Three months ago, an 11-year-old boy was shot to death on the north side of Minneapolis. A group of men had been gambling when a fight broke out. The young boy stopped to watch. There was an exchange of gunfire and the boy was fatally shot. The police have identified 37 people who were present at the shooting scene.

A month after the shooting, several billboards went up, offering a $13,000 reward for information leading to the arrest and conviction of the boy's killer. The reward was soon raised to over $30,000. In the two months since the billboards went up, however, the Minneapolis police haven't received a single phone call about the shooting and no one has been arrested for killing the 11-year-old boy.

According to the police, the 37 people present at the crime scene had been arrested a total of 736 times in Minneapolis. Since the shooting, 27 have been arrested yet again, several have shot at police officers, and another was shot to death just a few blocks from the first shooting.

When 37 people cover up the murder of an 11-year-old boy, a significant breakdown of community and responsibility has occurred. While liberals and conservatives offer contrasting explanations, both sides have valid points. Its time to look at the factors that are tearing our society apart:

Lack of individual responsibility -- More children are growing up with inadequate direction and absent parents. As a result, these children grow up without a conscience and a sense of responsibility, and find belonging in gangs instead of family.

Cultural decline -- Much of what the entertainment media produces is unmitigated trash that tears down moral values, makes shocking behavior commonplace, and transforms outrageous crudity into acceptable conduct. This denigrates all of us, but is most harmful to those already on the margins of society.
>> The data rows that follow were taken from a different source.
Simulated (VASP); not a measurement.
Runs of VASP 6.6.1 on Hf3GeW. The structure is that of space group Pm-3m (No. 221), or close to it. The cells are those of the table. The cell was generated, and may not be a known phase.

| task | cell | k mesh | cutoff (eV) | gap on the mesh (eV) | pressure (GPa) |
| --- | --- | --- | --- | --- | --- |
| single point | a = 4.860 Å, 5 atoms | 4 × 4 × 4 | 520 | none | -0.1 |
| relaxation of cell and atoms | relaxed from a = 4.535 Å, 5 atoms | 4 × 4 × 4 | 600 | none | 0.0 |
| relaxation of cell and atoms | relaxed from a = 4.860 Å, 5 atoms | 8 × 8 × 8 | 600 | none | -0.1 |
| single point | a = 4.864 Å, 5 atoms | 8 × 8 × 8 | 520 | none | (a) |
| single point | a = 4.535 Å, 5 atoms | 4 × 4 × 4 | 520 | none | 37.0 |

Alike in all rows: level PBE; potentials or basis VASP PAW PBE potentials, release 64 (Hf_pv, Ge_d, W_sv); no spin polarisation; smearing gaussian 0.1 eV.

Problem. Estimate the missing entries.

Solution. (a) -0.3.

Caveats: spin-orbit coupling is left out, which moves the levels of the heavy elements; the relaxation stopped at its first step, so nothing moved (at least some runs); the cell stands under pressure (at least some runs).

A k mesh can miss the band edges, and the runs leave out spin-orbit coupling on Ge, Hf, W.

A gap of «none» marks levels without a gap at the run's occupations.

Illiteracy -- There are 44 million adult Americans who are functionally illiterate. This is a greater divide than race or income. Jim Barksdale, the former CEO of Netscape who co-chairs the Internet Policy Institute, says, "Folks, if you can't read, you can't use the Internet. The Internet is a reading medium."

Advanced technology -- The U.S. economy is increasingly dependent on advanced technology. That's where many better-paying jobs lie. Auto mechanics for example, now requires knowledge of computers. More than ever in U.S. history, getting a good-paying job requires mastering at least the basic skills of reading, writing, and mathematics.

Racism -- Racism is alive and well in the United States. But it is not just practiced in flagrant ways by conservative rednecks. Some liberals also practice a more subtle, patronizing, and dangerous version that encourages a victim mentality, seeks governmental solutions to all problems, and ignores individual responsibility.

Social security taxes -- Social security is the most regressive of taxes. It takes over 12% of the first $76,200 of every American's earnings and one-fourth of it is used to subsidize general spending. At the same time, politicians encourage people to believe the government will take care of them. The combination discourages self-reliance.

Failing schools -- In part, schools fail because there are no good mechanisms for holding schools accountable and removing incompetent teachers. However, they also fail because we ask them to assume parental responsibilities while letting parents off the hook. This leaves schools fighting impossible battles that more money alone cannot solve.

Expensive rental housing -- High property taxes, excessive regulations, and burdensome governmental policies drive up the cost of rental housing at least as much as problem landlords, thereby limiting where poor people can live.

The list could go on. What's important is that we cannot address these problems until we stop blaming the big bad somebody elses. The blame lies with us. Unfettered pornography takes its toll. Unrestricted access to guns has a cost. Unlimited credit lets people get into far too much debt. Unfocused government aid takes away individual responsibility. Excessive personal liberty discourages parents from making sacrifices for their kids.

We need to start asking uncomfortable questions that cross the entire political spectrum. Let's ask why there are so few persons of color in higher positions in the American economy. But let's also ask why, as our schools feed more meals to increasing numbers of children, parental responsibility seems to have declined and more children are failing in school. Let's ask why some politicians are hostile to immigrants. But let's also ask why other politicians want to impose bilingual education even when it is detrimental to the children and is opposed by their parents.

The time to ask these broad-based questions is now. We have an evil sub-culture that tolerates and covers up the murder of children while the rest of us are shocked but still go about our daily lives. Undoing this evil sub-culture will require uncommon solutions. But if we do not change this sub-culture, it will change us -- for the worse.